Order-preserving function transforms and EquivalenceClass

From: Mat Arye <mat(at)timescaledb(dot)com>
To: pgsql-hackers(at)postgresql(dot)org
Subject: Order-preserving function transforms and EquivalenceClass
Date: 2017-03-23 16:33:46
Message-ID: CADsUR0Ccq3tMrcQwYd3c+o0yEL4mX761z-nkG1jos4iuZRNemQ@mail.gmail.com
Views: Raw Message | Whole Thread | Download mbox | Resend email
Thread:
Lists: pgsql-hackers

Hi,

I am on a team developing an open-source extension for time-series data
storage in PostgreSQL (https://github.com/timescaledb/timescaledb).

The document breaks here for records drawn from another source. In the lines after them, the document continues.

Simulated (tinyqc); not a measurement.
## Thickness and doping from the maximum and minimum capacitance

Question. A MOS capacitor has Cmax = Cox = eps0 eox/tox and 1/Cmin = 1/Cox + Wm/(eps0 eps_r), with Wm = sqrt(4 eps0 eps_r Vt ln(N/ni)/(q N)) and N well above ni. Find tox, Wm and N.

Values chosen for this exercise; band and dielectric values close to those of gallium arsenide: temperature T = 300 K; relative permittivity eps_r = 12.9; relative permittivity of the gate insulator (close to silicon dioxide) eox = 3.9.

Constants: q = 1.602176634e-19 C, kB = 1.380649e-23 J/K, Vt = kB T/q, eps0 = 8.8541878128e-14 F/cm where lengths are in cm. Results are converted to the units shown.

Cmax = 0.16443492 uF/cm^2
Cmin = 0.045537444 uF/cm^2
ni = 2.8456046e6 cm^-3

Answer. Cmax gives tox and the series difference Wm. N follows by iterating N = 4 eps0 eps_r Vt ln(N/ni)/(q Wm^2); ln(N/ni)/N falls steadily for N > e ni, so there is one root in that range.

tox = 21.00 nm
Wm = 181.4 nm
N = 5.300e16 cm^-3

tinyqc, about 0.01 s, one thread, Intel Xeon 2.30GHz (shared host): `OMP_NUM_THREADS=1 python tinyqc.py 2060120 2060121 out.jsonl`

We are trying to extend/hook into the planner so that it understands that
date_trunc('minute', time) has the same ordering as time (or rather that a
sort ordering on the latter is always a valid sort ordering on the former).
But this question really applies to any order-preserving transform such as
(time+1) vs (time).

Let's assume we can detect such cases. How do we tell the planner about it.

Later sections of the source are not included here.